How to Set Up Hadoop in Pseudo Distributed Mode on Single Cluster
Assuming you are running Linux/Mac OSX, the following steps will help you set up single node Hadoop cluster on your local machine.
Step1: Downloading hadoop.x.y.z.tar.gz
Download Hadoop from this link choosing a suitable mirror according to your location and clicking on the hadoop-1.2.1 folder and then further downloading the tarball by clicking on hadoop-1.2.1.tar.gz.
Hadoop-1.2.1
- Downloading a stable release copy ending with tar.gz
- Create a new folder /home/hadoop
- Move the file hadoop.x.y.z.tar.gz to the folder /home/hadoop
- Type or Copy/Paste this command in terminal: cd /home/hadoop
- Type or Copy/Paste this command in terminal: tar xzf hadoop*tar.gz
I will be writing Type or Copy/Paste command in terminal as Type/Copy/Paste
Step 2: Downloading and setting up Java
I assume you don't have Java installed and you are doing it from scratch.

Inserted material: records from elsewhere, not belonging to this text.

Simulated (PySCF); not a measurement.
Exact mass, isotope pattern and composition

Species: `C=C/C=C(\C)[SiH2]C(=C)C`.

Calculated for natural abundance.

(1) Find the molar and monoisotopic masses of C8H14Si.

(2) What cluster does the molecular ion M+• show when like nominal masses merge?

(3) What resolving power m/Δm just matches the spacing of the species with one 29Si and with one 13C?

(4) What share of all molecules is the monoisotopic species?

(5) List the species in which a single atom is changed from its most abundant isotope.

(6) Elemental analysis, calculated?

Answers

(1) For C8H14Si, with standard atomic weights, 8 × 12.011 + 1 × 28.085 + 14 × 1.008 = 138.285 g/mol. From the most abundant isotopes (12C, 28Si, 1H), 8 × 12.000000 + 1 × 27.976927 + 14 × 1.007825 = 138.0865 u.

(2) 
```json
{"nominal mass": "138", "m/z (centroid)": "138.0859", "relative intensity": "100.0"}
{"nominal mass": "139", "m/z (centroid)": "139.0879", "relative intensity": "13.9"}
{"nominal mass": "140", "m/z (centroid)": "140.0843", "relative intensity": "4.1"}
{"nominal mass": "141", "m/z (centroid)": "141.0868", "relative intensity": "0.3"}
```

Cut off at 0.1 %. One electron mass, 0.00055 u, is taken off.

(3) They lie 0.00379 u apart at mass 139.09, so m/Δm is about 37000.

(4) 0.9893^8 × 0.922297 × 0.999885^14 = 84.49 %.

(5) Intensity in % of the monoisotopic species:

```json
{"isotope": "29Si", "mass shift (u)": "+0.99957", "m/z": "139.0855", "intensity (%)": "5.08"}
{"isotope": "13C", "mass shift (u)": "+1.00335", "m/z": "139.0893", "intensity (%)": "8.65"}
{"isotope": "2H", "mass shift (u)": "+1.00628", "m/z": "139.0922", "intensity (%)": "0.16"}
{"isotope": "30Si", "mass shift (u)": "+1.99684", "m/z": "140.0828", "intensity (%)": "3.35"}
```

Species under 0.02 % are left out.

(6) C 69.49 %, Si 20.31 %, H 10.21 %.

If already installed you can check it by typing
java -version
in your terminal. Make sure your JAVA_HOME
variable is already setup, if not then follow the following steps:
Type/Copy/Paste:
sudo apt-get purge openjdk-\*
Type/Copy/Paste:
sudo mkdir -p /usr/local/java
Download Java JDK and JRE from the link below, look for Linux, 64-bit and a tar.gz ending file:
http://www.oracle.com/technetwork/java/javase/downloads/index.html
After you've finished downloading the file, go to the folder where you saved it and then copy to the folder we created for java:
Type/Copy/Paste:
sudo cp -r jdk-*.tar.gz /usr/local/java
Type/Copy/Paste:
sudo cp -r jre-*.tar.gz /usr/local/java
Extract and install Java:
Type/Copy/Paste:
cd /usr/local/java
Type/Copy/Paste:
sudo tar xvzf jdk*.tar.gz
Type/Copy/Paste:
sudo tar xvzf jre*.tar.gz
Now put all the variables in the profile.
Type/Copy/Paste:
sudo gedit /etc/profile
At the end, copy & paste the following code:
(Note: change the version number and path to the folder according to where you've installed Java. The version number probably changed since I wrote this guide, so just make sure that the path you mention actually exists)
JAVA_HOME=/usr/local/java/jdk1.7.0_40
PATH=$PATH:$JAVA_HOME/bin
JRE_HOME=/usr/local/java/jre1.7.0_40
PATH=$PATH:$JRE_HOME/bin
HADOOP_INSTALL=/home/hadoop/Hadoop/hadoop-1.2.1
PATH=$PATH:$HADOOP_INSTALL/bin
export JAVA_HOME
export JRE_HOME
export PATH
Do the following so that Linux knows where Java is:
(Again, note that the highlighted following paths may be needed to changed in accordance to your installation)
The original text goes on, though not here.